2 Law, F., Mahr, T., Schneeberg, A., & Edwards, J. (2017). Vocabulary size and auditory word recognition in preschool children. Applied Psycholinguistics, 38(1), 89–125.

3 Pilley, J., & Reid, A. (2011). Border collie comprehends object names as verbal referents. Behavioural Processes, 86(2), 184–195.


  • Chrys

    Mataya one year (May 3, 2022) old Golden-Mountain-Doodle uses more than 30 buttons now.
    I feel like Mataya is in her teenage time though. She is more interested in talking with the other dogs and her friends than with me.

    She absolutely understand so much of what I say.

    We are at a cross section where I know she needs more words, but I am not clear on the direction to begin adding buttons yet.

    I want to scaffold her knowledge base efficiently. I do not want to just overwhelm her with a million buttons with no connections from one button to the next. It’s challenging to design the knowledge platform in concert with Mataya’s inquisitiveness. In tandem with her readiness to learn.

    I really wish there was a step-by-step guide to the progression of her language development.

    Being a teacher I feel as though I am more equipped than many other people for this journey, and yet I still flounder upon occasion.

    I miss teachable moments, and sometimes I’m just succumb to simply just being with Mataya in the moment… with nothing to be said.

    This process of language acquisition for Mataya requires time, patience, and definitely a compatibility between the dog and their guardian.

    And with all of that… I am learning as much as Mataya every day.

    Language is important. It certainly is a key to developing the relationship. But for a young teenage pup like Mataya, she’s made it clear that she lives for playing, and swimming, and participating in the joy of life.

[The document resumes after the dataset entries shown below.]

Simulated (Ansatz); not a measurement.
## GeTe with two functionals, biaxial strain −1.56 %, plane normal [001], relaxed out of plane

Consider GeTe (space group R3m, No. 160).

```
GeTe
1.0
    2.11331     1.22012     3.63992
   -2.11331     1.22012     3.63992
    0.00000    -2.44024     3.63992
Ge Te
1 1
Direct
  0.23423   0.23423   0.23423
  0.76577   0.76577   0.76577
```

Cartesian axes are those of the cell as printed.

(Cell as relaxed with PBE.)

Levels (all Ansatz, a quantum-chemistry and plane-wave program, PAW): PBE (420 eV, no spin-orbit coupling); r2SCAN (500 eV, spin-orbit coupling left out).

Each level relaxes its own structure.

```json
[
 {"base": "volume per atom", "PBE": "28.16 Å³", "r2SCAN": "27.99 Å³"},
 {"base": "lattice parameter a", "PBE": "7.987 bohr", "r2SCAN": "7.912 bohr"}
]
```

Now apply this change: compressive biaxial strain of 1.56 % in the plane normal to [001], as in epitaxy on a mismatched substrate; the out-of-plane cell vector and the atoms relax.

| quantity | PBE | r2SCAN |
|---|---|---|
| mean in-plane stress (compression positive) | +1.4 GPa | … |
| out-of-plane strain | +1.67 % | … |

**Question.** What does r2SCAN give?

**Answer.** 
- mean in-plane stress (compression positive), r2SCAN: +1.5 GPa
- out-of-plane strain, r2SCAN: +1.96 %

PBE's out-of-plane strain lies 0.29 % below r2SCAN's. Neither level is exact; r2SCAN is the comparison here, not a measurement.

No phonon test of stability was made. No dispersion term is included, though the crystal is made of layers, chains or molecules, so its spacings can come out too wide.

    She asks to go for walkies four times a day at least. She is a celebration of light at the mention of going to visit one of her friends and to go swimming.

    It is a balancing act though in terms of deciding when to add more buttons.

    Mataya’s definitely more play oriented than becoming a book learned girl.

    She’s clearly considerate. She like to name the activity we are doing, and LOVES to know the plans of the future.

    I want to add buttons so she can see the words that she’s specifically searching for. It’s hard to anticipate those words though.

    She absolutely loves to listen to me tell her the parts of her body when I am blow drying her after she’s been swimming.

    As the blow dryer massages her arms and her feet I tell her, “shoulder”, “arm”, “paw”

    She listens intensely and I know she’s learning each and every part of her body.

    Nouns are easy, and fascinate her, but HOW to encourage her to use them, repeat them back to me so I can verify comprehension?

    I just have not figured out how to have her talk to me to name the parts of her body back to me yet. It Has to be a game. I just don’t know the game yet.

    I still am also struggling with the concept of time.

    She understands “soon”
    And “all done”

    I would like to be able to use the word “later”

    Instead right now I will say ‘first we will do this,’ ‘soon we will do that’, ‘now we are doing the other ‘…
    In order to tell her the activities of the day ahead.

    Mataya demonstrates that she fully understands the order of the activities of the day from my description.

    Everything now is up to me to learn how to expand her knowledge base if description. She understands but lacks the words.

    We could go faster maybe, but I’m not wanting to overwhelm her.

    It’s been a while since I’ve written a progress update. This kind of catches us up a little bit.

    I think I haven’t been writing so much simply because I haven’t been focused on videotaping Mataya with the buttons.

    Will try to do more of that soon.

  • Linda

    At the end of her lifetime, I believe it was estimated that Chaser knew almost 1,500 words – not just the identities of all her toys – but words used in conversations as well as commands. An excellent book is available on Chaser and Dr. Pilley is available in both paperback and Kindle: I highly recommend it for ideas on training and teaching your dog – or cat – how to learn a ‘human language’. Unfortunately, both Chaser and Dr. Pilley have gone across their ‘Rainbow Bridge’ – but we’re hopeful that others have continued this fascinating study in such a readable fashion, rather than scientific papers.